2. The seven pleas taken in the memorandum of appeal really boil down to two:
(1) That the court below has erred in law in holding the possession of the Musammats to have been adverse.
(2) That an admission made by the widows, on the 30th of June, 1907, has been wrongly excluded from evidence.
3. The second plea is merely subsidiary to the former. The wrong exclusion of evidence is only material in so far as it can be said to have affected the decision on the main issue. To these two pleas the appellants' counsel has in argument added a third, based on the recent decision of the Privy Council in Lajwanti v. Safa Chand (1924) I.L.R. 5 Lah. 192, to the effect that even if the widows possession was adverse, they acquired by adverse possession only a widow's estate in the property and, therefore, the deeds of gift are only valid for their respective lifetimes. Both widows were made parties to the suits, though Musammat Ram Piari is now dead and her heirs have been substituted in her place.
4. As regards the application of the 30th of June, 1907, which is relied on as an admission by the two Musammats, a reference to the record shows that its execution by them was duly proved and the respondents' counsel is unable to dispute this fact. He contends, however, with much force that the mere fact that they put their mark on it is not enough and that there is no evidence to bring home knowledge of its contents to them in view of the fact that they were pardanashin ladies. The document in question is an application for partition of a patti put in by Musammat Mahadei, Musammat Ram Piari, Musammat Ram Lalli and two other persona. In that petition Musammats Ram Piari and Ram Lalli admit that their names were merely entered for consolation and agree to the patti being divided between the other co-sharers. The evidence only goes this far that the document was drawn up in presence of the ladies and that they put their mark to it. There is no evidence to show that they understood it and were aware of its effect. The learned Subordinate Judge considered this point, but held that as the document was executed in 1907 and was only now being challenged, such evidence was unnecessary. If it were shown that the document was acted upon, the rule laid down by the Privy Council in Sadik Husain Khan v. Hashim Ali Khan (1916) I.L.R. 38 All. 627 would apply and such evidence would be unnecessary. Unfortunately the record has not come and there is nothing to show what took place. In the absence of such evidence, it is impossible to say that the document, if received, would have or ought to have affected the conclusion at which the learned Judge arrived.

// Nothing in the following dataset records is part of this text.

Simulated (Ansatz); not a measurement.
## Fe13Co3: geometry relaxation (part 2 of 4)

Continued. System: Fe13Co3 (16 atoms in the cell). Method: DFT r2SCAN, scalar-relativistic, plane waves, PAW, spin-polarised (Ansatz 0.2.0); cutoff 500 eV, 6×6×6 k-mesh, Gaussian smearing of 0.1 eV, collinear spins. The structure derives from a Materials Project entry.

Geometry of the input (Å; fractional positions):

5. The appellants' main case on this issue is that there is no evidence to prove adverse possession during the life-time of the last male holder, Bhagwan Sahai. The whole of the evidence upon which the learned Judge has relied relates to the period after Bhagwan Sahai's death when his widow Musammat Mahadei was in possession. Admitting this to be so, the appellants' argument loses sight of the fact that on Bhagwan Sahai's death the estate passed to his minor son, Anokhe Lal, and not to his widow. There was certainly evidence on which the learned Judge was entitled to hold, if he accepted it, that adverse possession commenced on Bhagwan Sahai's death. If limitation began running when the estate was in the hands of the last male holder, Anokhe Lal, the subsequent death of Anokhe Lal would not interrupt it. The argument, therefore, cannot be accepted.
6. It remains to consider the argument based on Lajwanti's case (1924) I.L.R. 5 Lah. 192. The learned Counsel for the appellants asks us to treat this case as establishing a new rule of universal application that wherever a widow is found in adverse possession of property, she must be treated as being in adverse possession of a widow's estate only. There have been recent and conspicuous instances of the. danger of applying Privy Council decisions to points which they did not decide but which, in the language of Lord Halsbury, may seem to flow from them. The facts of Lajwanti's case are clearly distinguishable. In that case the widows in adverse possession were widows of Jawahir Mai, a separated Hindu, and though Jawahir Mai had a son born after his death, the widows took possession on their husband's death and never claimed to have anything more than the limited estate of a Hindu female. They were judicially declared to be holding for their lives, in a decision which is quoted in the judgment of the Privy Council. Their Lordships were laying down no new principle in saying that a widow possessing as such does not acquire the property as her stridhan but makes it good to her husband's estate.
7. In this case the husbands of the two widows died as undivided members of a joint family. They had no separate estate which their widows could inherit or to which property acquired by the widows could accrue. In other cases, such as Satgur Prasad's case (1919) I.L.R. 42 All. 152 the Privy Council itself has held that a widow can by adverse possession, acquire an estate in full, ownership, and it is not to be supposed for 'a moment that in Lajwanti's case they meant to lay down anything contrary to this. Satgur Prasad's case is very similar to that before us. There also the widow of a deceased co-parcener took adverse possession of an estate of which the legal title had passed to the last survivor.
8. Uman Shankar v. Musammat Aisha Khatun (1923) I.L.R. 45 All. 729 is a recent authority of this Court on the same point. There also the widow of an undivided brother took possession of her husband's share and dealt with it as if it were her own property. The plea that her possession, if adverse at all, was only of the limited estate of a Hindu widow, was put forward and strongly pressed, but the Court held that in the absence of any evidence to show that her claim was limited- to a widow's esliate, she must be held to have acquired full title. Reference was made to the case of Lachhan Kunwar v. Manorath Ram (1894) I.L.R. 22 Calc. 445, in which the question was as to the nature of the estate acquired adversely by Musammat Jit Kunwar, a Hindu widow. The Privy Council treated the claim that the rights of the reversioners were not extinguished as clearly untenable, 'unless it were clearly shown that when Jit Kunwar took possession she professed to do so as claiming only the limited estate of a widow'. In Lajwanti's case this was clearly shown; in the present case it is not shown. Lajwanti's case cannot, therefore, be treated as altering the law laid down by their Lordships in a series of judgments of which Lachhan Kunwar v. Manorath Ram (1894) I.L.R. 22 Calc. 445 is one.
9. For these reasons we dismiss the appeals with costs.